Rule 6622: Transaction Reporting Mechanics and Timing
Rule 6622 is the operational core of the series. Paragraph (a) requires OTC Reporting Facility Participants to transmit last sale reports of transactions executed during normal market hours as soon as practicable, but no later than 10 seconds after execution. If the ORF is unavailable due to a system or transmission failure, the report must instead be made by telephone to the Operations Department. Any transaction not reported within 10 seconds after execution is designated late.
Reporting outside normal market hours follows related but distinct rules. Last sale reports of transactions executed between 8:00 a.m. and 9:30 a.m. Eastern Time must still be reported within 10 seconds, but must additionally carry the unique trade report modifier FINRA specifies to denote execution outside normal market hours. Last sale reports of transactions in Restricted Equity Securities effected under Rule 144A that are executed between 8:00 p.m. and midnight Eastern Time, or on any non-business day, must be reported by the following business day by 8:00 p.m. Eastern Time and designated as "as/of" trades.
Rule 6622 builds a cascading late-reporting framework: any transaction not reported within 10 seconds is designated late; if a transaction required to be reported on trade date is not, it must be reported on an "as/of" basis on a subsequent date and will be designated late; and if a transaction required to be reported "as/of" the following business day is not reported by that day, it must be reported later and will likewise be designated late.
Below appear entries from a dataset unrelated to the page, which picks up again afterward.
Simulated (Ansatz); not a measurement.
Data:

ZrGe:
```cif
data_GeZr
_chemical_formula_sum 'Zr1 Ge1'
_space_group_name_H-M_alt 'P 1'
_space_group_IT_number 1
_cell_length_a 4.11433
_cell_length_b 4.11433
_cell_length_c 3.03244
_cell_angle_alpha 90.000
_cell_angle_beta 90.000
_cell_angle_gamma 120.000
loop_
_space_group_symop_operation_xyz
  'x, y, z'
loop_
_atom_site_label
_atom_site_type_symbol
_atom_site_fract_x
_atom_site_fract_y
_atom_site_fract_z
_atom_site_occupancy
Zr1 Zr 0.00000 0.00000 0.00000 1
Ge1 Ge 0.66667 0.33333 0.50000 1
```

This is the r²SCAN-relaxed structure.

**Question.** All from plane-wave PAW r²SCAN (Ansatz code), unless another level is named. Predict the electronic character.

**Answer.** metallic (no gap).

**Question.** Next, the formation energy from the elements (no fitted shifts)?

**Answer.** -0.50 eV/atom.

Supplementary Material addresses the "as soon as practicable" standard directly: a member must adopt policies and procedures reasonably designed to achieve prompt reporting and must implement systems that commence the reporting process without delay upon execution or cancellation. A member generally will not be viewed as violating the standard because of delays attributable to extrinsic, unpredictable factors the member did not intend to cause, but in no event may a member purposely withhold trade reports, for example by programming its systems to delay reporting until the last permissible second.
Paragraph (d) governs content and procedures for price, volume, capacity, and identification requirements. For agency transactions, the member reports shares and price excluding commission. For principal transactions, each purchase and sale is generally reported separately, and the reported price must exclude any mark-up, mark-down, or service charge, and must be reasonably related to the prevailing market. Members must also report as soon as practicable to the Market Regulation Department on Form T any last sale reports for which electronic submission to the ORF is not possible.
Rule 6623: Timely Transaction Reporting and the Rule 2010 Consequence
Rule 6623 traces to former NASD IM-4632 and functions as an interpretive and enforcement-oriented provision. It confirms that all reportable transactions not reported within the required time period are marked late, with FINRA routinely monitoring compliance. If FINRA finds a pattern or practice of unexcused late reporting, meaning repeated late reports without reasonable justification or exceptional circumstances, the member may be found in violation of Rule 2010, FINRA's general standard requiring adherence to high standards of commercial honor and just and equitable principles of trade. Exceptional circumstances are determined case by case and may include system failure by a member or service bureau, or unusual market conditions such as extreme volatility.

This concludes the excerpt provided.